Related post: When you know your “good days” are numbered
Not feeling particularly useful or valuable these days. But I’ll take a leaf out of St Therese’s book: “Our Lord does not look so much at the greatness of our actions, or even at their difficulty, as at the love with which we do them.”
Faith enables us to know that there’s grace to be found everywhere, even in seeming emptiness and nothingness. Perhaps this is the season to be a child, and in doing so allowing Jesus to carry me like a little child too feeble to walk.
Round Two began about six months ago. The fog of a long depressive episode was beginning to dissipate, and my mind and soul glimpsed a new horizon. At the time, I wrote the following:
I wish it was as easy as “picking up where I left off”. But the damage and hurt I have inflicted on myself and the people who love me are all very real. There’s a lot of rubble to sift through, a lot of re-examination, mending, and rebuilding to be done. With God’s grace and guidance I will find healing. Not just restoration, but transformation. I have faith. I am reminded once again of why I named this blog “Under Reconstruction”. From this point on I will let God rebuild me, my life, and my relationships in whatever way He deems best. My Creator knows best.

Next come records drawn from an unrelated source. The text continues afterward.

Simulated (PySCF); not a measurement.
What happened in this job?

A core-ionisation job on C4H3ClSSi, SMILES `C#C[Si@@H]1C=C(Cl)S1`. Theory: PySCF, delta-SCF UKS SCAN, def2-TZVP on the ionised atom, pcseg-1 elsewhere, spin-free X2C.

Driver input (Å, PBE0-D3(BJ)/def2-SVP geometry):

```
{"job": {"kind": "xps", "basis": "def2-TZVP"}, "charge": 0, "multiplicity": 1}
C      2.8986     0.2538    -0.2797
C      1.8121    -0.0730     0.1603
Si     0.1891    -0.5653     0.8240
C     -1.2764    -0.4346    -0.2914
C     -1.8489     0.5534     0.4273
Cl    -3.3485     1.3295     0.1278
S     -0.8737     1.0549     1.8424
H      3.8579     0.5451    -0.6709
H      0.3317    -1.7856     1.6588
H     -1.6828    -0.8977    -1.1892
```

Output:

In the months that have gone by, I have learned and grown a lot — this blog catalogs that journey — so I didn’t think there’d be a Round Three. Yet here I am! The above words are eerily relevant. Except this time, I’m emerging not from a depressive episode, but a hypomanic episode. If being depressed meant being in darkness, being hypomanic meant playing with fire. The initial spark was very much welcomed. A spike in energy was nice, a boost of creativity was fun, a healthy self-esteem was thrilling… But I made the mistake of not watching the flames, and I allowed them to get too big. I was enraptured, hypnotized by an illusion of grandiosity and invincibility. I made mistake after mistake, I got burned, but what I regret most is that the people closest to me got burned as well.
But I know there is mercy and healing to be found in Christ. For my mind and my soul, for those I’ve hurt, for the relationships I’ve damaged. That I know full well. It will take time, but a broken spirit and a contrite heart He will not refuse.
And this time I’m learning that I’m never “done”. There is always more to learn. More weaknesses to be unearthed and weeded out. More calls to repentance. More forgiveness to seek and grant. And in every fall is a reminder of my weak, sinful nature, and a call to continually surrender my will to the Eternal and Unchanging. And always, always a call to love better, serve better, sacrifice better.
I may not be writing as much as I attempt to sort things out internally. But you’ll probably see more doodles — where words fail me, I’ll let them fill the void. Thank you, again, for accompanying me on this never-ending journey! Peace be with you. 🙂
“I’ll be back! I always come back!” (That’s a quote from Bride of Chucky, but no, that’s not relevant.)